Brooklyn Crips gang member killed his leader to avenge pal’s death: feds


A Brooklyn Crips member was charged Tuesday with a nearly decade-old murder, accused of whacking his gang’s leader to avenge the death of a close friend.

Jason “Twin” Soto, 36, lured Cypress Gangsta Crips leader Shakim Rivera out of a Brooklyn apartment in 2015 and shot him to death at a time when the gang was feuding with a rival Bloods faction and waging an internal battle, according to federal prosecutors.

Soto blamed Rivera for the death of another member of the gang, Demetrius “Duke” Graham, who he thought of as a younger brother, prosecutors said.

Graham was killed on Feb. 19, 2015, by two gunmen his fellow Crips believe were dispatched by Rivera, and that led his underlings to turn on him, considering him a “traitor,” according to court filings.

“This comrade of ours was no longer a friend of ours, and that envy made him a monster,” Soto wrote of Rivera in what the feds describe as an “autobiographical manuscript,” according to court filings.

He allegedly wrote of Graham, “I failed him as a brother, but would never fail him again.”

The day of Graham’s murder, Soto joined a phone call made by his twin brother, who was locked up on Rikers Island, and told him that he planned to kill Rivera. “I’m touching him,” Soto said during the call, while his twin tried to get him to “stop talking” on the recorded line, according to court filings.
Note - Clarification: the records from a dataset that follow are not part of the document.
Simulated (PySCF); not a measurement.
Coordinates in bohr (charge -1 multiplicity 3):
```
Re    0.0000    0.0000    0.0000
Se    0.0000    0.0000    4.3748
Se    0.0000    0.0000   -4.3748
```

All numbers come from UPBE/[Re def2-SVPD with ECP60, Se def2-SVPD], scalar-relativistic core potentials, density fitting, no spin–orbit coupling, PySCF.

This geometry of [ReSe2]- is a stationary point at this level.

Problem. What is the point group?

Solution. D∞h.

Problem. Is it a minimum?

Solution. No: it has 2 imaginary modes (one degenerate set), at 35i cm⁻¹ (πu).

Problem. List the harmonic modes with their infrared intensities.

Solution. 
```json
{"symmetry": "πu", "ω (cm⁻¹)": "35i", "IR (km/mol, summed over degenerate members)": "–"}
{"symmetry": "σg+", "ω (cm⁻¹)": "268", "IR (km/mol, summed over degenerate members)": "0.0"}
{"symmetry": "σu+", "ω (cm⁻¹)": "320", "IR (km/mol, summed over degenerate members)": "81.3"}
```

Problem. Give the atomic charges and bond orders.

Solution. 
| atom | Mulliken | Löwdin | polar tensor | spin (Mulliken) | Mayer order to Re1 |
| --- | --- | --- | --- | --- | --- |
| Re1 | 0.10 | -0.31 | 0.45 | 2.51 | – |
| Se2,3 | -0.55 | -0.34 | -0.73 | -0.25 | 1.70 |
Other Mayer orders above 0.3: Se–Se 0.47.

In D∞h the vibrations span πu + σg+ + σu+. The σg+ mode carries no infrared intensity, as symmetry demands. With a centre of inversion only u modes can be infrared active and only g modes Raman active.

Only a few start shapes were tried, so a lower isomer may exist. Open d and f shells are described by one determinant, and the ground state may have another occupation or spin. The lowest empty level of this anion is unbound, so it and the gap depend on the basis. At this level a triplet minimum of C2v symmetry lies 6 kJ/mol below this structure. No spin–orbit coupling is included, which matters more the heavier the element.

Soto got on a bus from Pennsylvania and headed for Brooklyn, the feds allege. On Feb. 22, he lured Rivera out of an East New York apartment to a spot on Bayview Place in Canarsie, and shot him in the back of the head, the feds allege.

Federal prosecutors have known for years that Soto was their prime suspect in Rivera’s killing, calling him a “cold-blooded assassin who has vowed to kill again” shortly before he was sentenced on federal gun charges in 2018.

At the time, prosecutors were angling to convince a judge to lock Soto up for 40 years. They hadn’t charged or convicted him of Rivera’s 2015 slaying, but after an evidentiary hearing in January 2018, Brooklyn Federal Court Judge Leo Glasser found that prosecutors and presented “clear and convincing” proof that Soto committed the killing.

“I haven’t the slightest doubt that there is more than a preponderance of evidence,” Glasser said. “I would, without any hesitation, say the evidence was clear and convincing, and had this matter gone to trial before a jury, Mr. Soto might well have been convicted of the murder of Shakim Rivera.”

Prosecutors had also said at that evidentiary hearing Soto was planning to poison an elderly woman for complaining to his grandmother about a $100 debt, but abandoned that scheme when he saw two federal agents in the area and realized they were law enforcement.

Nevertheless, Glasser sentenced him to five years behind bars on the gun charge. Soto, who finished the gun sentence in December 2023, was locked up in Pennsylvania until this past May for violating his parole there.

He was arrested on a new indictment charging him with Rivera’s murder Tuesday, after visiting a federal probation office.

“This indictment makes clear that my office and our law enforcement partners are relentless in our pursuit of violent gang members who have committed murders and harmed communities like the Cypress Hills Houses for far too long,” U.S. Attorney Breon Peace said Tuesday.

The feds describe Soto as a key player in the Cypress Gangsta Crips, with a violent past that includes a 2005 shooting, and a 2007 armed robbery at a Pennsylvania jewelry store.

A federal investigation into violence in the Cypress Hills Houses in the mid 2010s revealed that his gang, a subset of the Eight Trey Crips, held sway in the “Backside” and “Teamside” parts of the complex in Linden Ave. and the west end of Sutter Ave., while their Bloods rivals controlled the “Frontside” on the east end of Sutter.

Rivera, for his part, was suspected in the murder of a Bloods member, Rayvon Henriques, in July 2014 as part of the feud.

In his manuscript, the feds allege, Soto described his philosophy about gang life, explaining how being a Crip meant never backing down from a fight or talking to law enforcement — and how a shootout is “one of many ceremonies a youth must go through in the pursuit of manhood.”

Rivera pleaded not guilty in Brooklyn Federal Court Tuesday and was ordered held without bail. His lawyer declined comment.